Thursday, September 21, 2006

4 Black Holes in Personal Rapid Transit's Cyberspace Dream

As this excellent Light Rail Now article explains, PRT only exists in computer graphics on the many PRT websites all linked to one another. But the cyber-illusion is starting to fall apart. Dead links are starting to spread like varicose veins as the websites for dead and moribund PRT projects like E.D.I.C.T. blink off. Here's four examples:

1) The Citizens for Personal Rapid Transit website featuring convicted felon Dean Zimmermann's bizarre PRT plan for South Minneapolis has been down for a week or more:

www.cprt.org

I heard the CPRT had a little trouble with the IRS after they violated their non-profit status by electioneering for Zimmermann and other PRT-promoting candidates in the 2005 election. You can still view archived pages from the cprt.org website at the Wayback Machine.

2)Years ago, the city council of Cardiff, Wales was hoodwinked into supporting the phony PRT project called ULTra. When ULTra turned out to be a tortoise-slow, battery-powered, magnet-guided, gussied-up golf cart, they apparently pulled the plug on the web page heralding the ominous-sounding program they called E.D.I.C.T.

www.cardiff.gov.uk/edict

Here's what happened to E.D.I.C.T.:

The lead partner in EDICT was the Welsh capital Cardiff which has been planning an ULTra system for several years. The city is home to ULTra's 1 km-long test track, which opened in 2002, and the council originally hoped to have a commercial system running by 2004. Progress slowed, however, after political disagreements and the withdrawal of funding by the Welsh Assembly in 2003.


Translation: another failed PRT project flushed down the memory hole.
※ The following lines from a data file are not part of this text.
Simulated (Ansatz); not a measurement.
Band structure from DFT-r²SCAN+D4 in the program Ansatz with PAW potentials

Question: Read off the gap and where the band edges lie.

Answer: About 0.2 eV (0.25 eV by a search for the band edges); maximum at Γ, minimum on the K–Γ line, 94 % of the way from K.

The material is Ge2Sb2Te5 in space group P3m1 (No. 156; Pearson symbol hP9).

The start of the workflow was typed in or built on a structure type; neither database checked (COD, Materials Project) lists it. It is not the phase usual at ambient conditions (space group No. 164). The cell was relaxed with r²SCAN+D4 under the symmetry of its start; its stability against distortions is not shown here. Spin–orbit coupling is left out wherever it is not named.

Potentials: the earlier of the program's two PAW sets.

3) Skyweb Express (the Taxi 2000 Corporation) still rides the cyber-waves, but the would-be PRT vendor is manned by a ghostly crew and hasn't posted any news on its website's news page since 2004. Mark Olson links to Taxi 2000's website on his campaign website.

4) Skyloop has been dead as a doornail since 2001. Skyloop's website is a relic from PRT's go-go years in the late 1990's... hilarious stuff.